Twice a week I attend an early morning yoga class. I was skeptical about yoga when I started. I had heard that for maintaining or increasing flexibility it's nearly unmatched. So roughly ten years ago I gave it a try. I'm totally hooked. It is a fantastic way to work on flexibility. It does way more than that, too. It also encourages mindfulness. I've grown to value that part just as much.
Often at the beginning of class the first instruction we receive is an encouragement to turn our focus toward our breath. Concentrating on your breathing helps you let go of the things cluttering your mind. The instructor then invites us to "arrive" in our body and on our mat. This used to sound "new-agey" to me. It doesn't anymore. It doesn't because it's actually a very helpful practice. Both in yoga and in life! I do need help arriving in and focusing on my body (and on what's important in life) because my focus is usually splintered toward a whole host of things from mentally reviewing my schedule for the day to rehashing a hard conversation I had the evening prior - with loads of other mental distractions in between. "Arriving" helps me clear those distractions away and gives me a more singular focus.

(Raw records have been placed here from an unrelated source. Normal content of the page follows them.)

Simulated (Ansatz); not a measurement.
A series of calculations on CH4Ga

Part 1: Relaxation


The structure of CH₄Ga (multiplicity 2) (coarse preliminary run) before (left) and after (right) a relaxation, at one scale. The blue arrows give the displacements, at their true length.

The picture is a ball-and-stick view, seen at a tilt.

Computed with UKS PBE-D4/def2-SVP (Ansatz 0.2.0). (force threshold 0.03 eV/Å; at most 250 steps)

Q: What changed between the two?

This morning after class I started thinking about another kind of "arriving" - the arrival of Advent, which itself means "arrival." Mother Theresa once indicated her concern that we in the Western world are so dulled by superficial distractions that we are incapable of hearing the voice of God calling to us from within, let alone listening to it.
Because Advent invites us to focus on God coming into our midst, or as Eugene Peterson puts it - moving into the neighborhood, I want to focus well. I want to resist superficial distractions and arrive in this present moment with an openness and readiness for the arrival of the One who moved into our neighborhood to be near us with grace and truth and light and love and joy.